So our question for John Wonderlich at Sunlight was “how can we help?”.

Turns out there are a number of ways. We have a lot of expertise in the arcana of Federal data online, experience with data standards, software tools that have remained in-house because we didn’t think anyone else had any use for them, and so on. There are a lot of ways that the LII can and will participate in the growing community of technologists who want to “hack government”. One of the best ways we thought of involves some help from you… particularly if you are a law librarian, legal scholar, or anyone else with experience working with government documents.

We know from experience that some online documents are especially useful to people building new services on top of government information. Here are some examples of these “linchpin” documents:

These are documents that provide important information about the context and structure of government, or that link isolated pools of legal information together. For example, the classification tables form the basis of our US Code updating features; we parse them into a database that is then used to power both clickable update links and RSS feeds. As published by the government, they are difficult to use; they would be near the top of our list of documents the government should be publishing in easily processed XML form. Put another way, they are the documents that are most useful in building online services that make legal information more transparent. They would be a good focus for our efforts here at the LII, for the growing community of government-transparency hackers, and for lobbying of (and cooperation with) the GPO’s FDSys effort.

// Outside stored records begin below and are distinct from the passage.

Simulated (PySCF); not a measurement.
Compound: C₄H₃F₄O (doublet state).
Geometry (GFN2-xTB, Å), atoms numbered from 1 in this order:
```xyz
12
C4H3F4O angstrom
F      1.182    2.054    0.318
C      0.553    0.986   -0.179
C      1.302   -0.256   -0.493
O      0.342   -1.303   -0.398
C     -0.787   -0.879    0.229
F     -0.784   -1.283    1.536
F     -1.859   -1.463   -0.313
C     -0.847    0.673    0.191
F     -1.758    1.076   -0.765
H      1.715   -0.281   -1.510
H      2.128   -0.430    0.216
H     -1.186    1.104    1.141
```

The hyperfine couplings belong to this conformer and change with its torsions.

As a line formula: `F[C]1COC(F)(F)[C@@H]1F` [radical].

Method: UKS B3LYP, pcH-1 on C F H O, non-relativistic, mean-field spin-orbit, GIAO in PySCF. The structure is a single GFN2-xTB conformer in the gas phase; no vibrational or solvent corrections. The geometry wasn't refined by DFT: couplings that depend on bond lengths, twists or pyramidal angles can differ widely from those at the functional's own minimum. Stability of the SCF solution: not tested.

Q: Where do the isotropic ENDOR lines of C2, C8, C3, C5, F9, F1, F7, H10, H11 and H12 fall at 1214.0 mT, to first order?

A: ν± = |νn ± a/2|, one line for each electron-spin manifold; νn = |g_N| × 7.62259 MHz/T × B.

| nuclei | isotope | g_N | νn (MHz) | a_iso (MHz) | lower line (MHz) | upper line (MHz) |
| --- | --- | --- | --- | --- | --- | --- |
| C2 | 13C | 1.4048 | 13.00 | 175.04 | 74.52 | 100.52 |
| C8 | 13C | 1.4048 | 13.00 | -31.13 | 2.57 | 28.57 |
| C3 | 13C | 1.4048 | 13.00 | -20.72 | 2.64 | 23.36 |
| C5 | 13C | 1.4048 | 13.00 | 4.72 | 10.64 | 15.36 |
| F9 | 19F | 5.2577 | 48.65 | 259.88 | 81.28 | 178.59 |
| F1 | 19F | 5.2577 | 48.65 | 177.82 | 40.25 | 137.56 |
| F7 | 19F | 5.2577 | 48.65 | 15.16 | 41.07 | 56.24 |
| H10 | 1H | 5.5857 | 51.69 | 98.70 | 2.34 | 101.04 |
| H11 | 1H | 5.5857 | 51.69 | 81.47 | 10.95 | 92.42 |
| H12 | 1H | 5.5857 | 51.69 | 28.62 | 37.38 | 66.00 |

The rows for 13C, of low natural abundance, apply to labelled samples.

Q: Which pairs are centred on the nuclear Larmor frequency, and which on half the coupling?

We think that it should be possible to build a list of (let’s say) 100 such documents — the Big Docs that those who develop these kinds of services would most like to see placed online in a form that is both easily processed by machines (ie. XML) and continuously updated by the official body that creates them. What would your suggestions be? Put ’em in the comments, please.

[editorial note: this week’s post is a bit later than usual because of my stay at the 2008 CALI conference, about which more next time. The posting schedule will no doubt continue to be spotty throughout the summer — I’m travelling and talking more than usual — Tb.]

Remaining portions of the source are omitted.